Those that believe there is no housing crisis in Britain typically accept that there are three main tenures available in the UK: renting from a housing association or council, homeownership or renting privately.
These are the people that assume those not locked into homeownership can move around an endless supply of private rental sector properties as they wish.
Renting from Rogue Landlords is Not a Choice for Many Tenants
But judging by recent research from housing charity Shelter, private tenants don’t really have a choice when it comes to renting from rogue landlords. In the last year, 17,000 renters called Shelter’s hotline for advice on landlord harassment. Issues included verbal abuse, threatening behaviour, having utilities cut off and even burning of personal belongings.
These stories are unsurprising, as many people that have rented privately have had difficult relationships with their landlords.
Although the number of landlords harassing tenants is small, it is not insignificant. Renters can often have no choice in who they rent from, as competition for rental property is strong.
Additionally, the relationship is often weighted in the landlord’s favour; just a small disagreement can lead to the landlord evicting the tenant, and with them potentially a family or housemates.
These revenge evictions can strike hard; imagine being told you have just five days to find a new place to live, with the person kicking you out owning the rights to the property and with it, much more capital than you.
Many argue that tenants can leave their home when their contract ends and move around freely, but this freedom is only accessible if you can raise a deposit and afford a similar home in the area. Many renters don’t.

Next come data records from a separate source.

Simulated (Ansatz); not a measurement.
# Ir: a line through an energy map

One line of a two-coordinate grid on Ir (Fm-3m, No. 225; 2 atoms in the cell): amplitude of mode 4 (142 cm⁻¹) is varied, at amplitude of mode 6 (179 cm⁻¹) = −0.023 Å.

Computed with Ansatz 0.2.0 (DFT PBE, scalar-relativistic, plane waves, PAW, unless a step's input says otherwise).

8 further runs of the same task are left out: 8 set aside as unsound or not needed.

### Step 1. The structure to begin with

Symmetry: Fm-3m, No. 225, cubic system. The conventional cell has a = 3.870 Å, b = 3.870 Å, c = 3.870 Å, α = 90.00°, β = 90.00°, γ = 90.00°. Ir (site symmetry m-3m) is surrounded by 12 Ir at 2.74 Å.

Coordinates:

When beds in sheds stories enter the news, homeowners may ask: Why do people choose to live like this? What they may not realise is that renters often don’t have a choice.
Tenants rarely feel equal to their landlord. Renters are fighting for accommodation due to the housing shortage, and while they compete, landlords will take advantage.
It appears that the only solution is to create a healthier relationship between landlords and tenants, and a means of this may be to increase tenants’ rights. If renting is not skewed by threatening landlords, tenants may feel they actually have a choice.